The Cognite Data Platform offers a hosting environment for user defined machine learning models, enabling anyone working on top of CDP to seamlessly operationalize their smart ideas!
These models can perform specific, user-defined tasks on both streaming and batched data. Models uploaded to our hosting environment are automatically given an HTTP endpoint so they can be made available instantly to anyone with access.
We introduce the different types of resources available in Model Hosting below. More information can be found at the Model Hosting page.
Models & Versions
A model is an entity that are capable of performing predictions. Prediction is simply a routine that take some input and give some output, and can in principle represent any kind of calculation. A model may have any number of versions, which are actual implementations of the prediction routine.

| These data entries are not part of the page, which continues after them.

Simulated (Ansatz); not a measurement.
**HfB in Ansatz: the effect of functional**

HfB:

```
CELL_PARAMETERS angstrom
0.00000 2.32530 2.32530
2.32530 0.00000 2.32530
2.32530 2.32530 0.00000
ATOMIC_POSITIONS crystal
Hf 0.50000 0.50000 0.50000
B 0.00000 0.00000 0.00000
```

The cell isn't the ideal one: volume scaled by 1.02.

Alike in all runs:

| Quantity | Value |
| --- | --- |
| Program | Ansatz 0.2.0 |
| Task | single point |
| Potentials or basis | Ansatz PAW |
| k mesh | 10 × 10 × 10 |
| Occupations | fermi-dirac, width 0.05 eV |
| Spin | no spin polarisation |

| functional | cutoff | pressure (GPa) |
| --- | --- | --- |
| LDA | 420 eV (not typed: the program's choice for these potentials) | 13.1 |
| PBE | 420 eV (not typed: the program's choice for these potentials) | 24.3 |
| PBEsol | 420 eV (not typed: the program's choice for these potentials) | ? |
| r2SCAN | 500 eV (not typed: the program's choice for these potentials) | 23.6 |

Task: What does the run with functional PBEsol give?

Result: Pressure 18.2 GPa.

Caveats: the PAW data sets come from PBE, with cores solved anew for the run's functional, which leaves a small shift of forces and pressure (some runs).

Conceptually, a model is an abstract solution to a specific problem, while model versions are different specific manifestations of that abstract solution. A model version can have been trained on training data and using persisted state to do predictions, or it can be doing simple stateless calculations that don't need training.
Predictions performed using a model will use the active version. Which version is active can be changed at any time, but only one version can be active. One can test a version that is not active by performing predictions directly with the version instead of the parent model.
A Schedule performs predictions on data from CDP regularly using a model and writes the output back to CDP. This is useful if you for example would like to monitor some equipment using sensor time series. A Schedule is defined by which model will do the prediction, which data from CDP to feed into the model, and where in CDP to write the the model output. An arbitrary number of Schedules can be set up to use the same model.
A Source Package is a Python package containing the user-defined code that describes the behavior of a model version. As normal Python packages, it contain additional metadata and specify its dependencies. It exposes routines for training and prediction, and when combined with training data (preferable defined using a data spec) it can be used to create a model version. Notice that source packages can be reused across models and model versions, and be used with different training data.
Lifecycle of resources
Resources in Model Hosting might consume significant compute and storage, and it's therefore important to be able to manage the lifecycle of these resources. But resources in model Hosting depend on each other - restricting which resources can be deleted without breaking other resources or without losing important metadata. That's why certain resources can be deprecated. When something is deprecated it will be blocked from new usages and it's compute and storage resources will be freed as soon as it's not in use anymore. All metadata will be kept for transparency and for keeping track of history, but the resource can never be reversed to not be deprecated anymore.
You can for example not delete a Source Package as long as it's used by one or more model versions, but you can deprecate it and effectively stop new model versions from using it.
Jobs and asynchronous services
Machine learning often requires time for computation, creating a need for asynchronous services. When you use such services, the sequence of steps is:
- You send a request to launch a job, e.g. pattern search
- You receive a job ID which you can use to retrieve the current status of the job
- You see when the job is complete
- You send a new request to retrieve the result of the job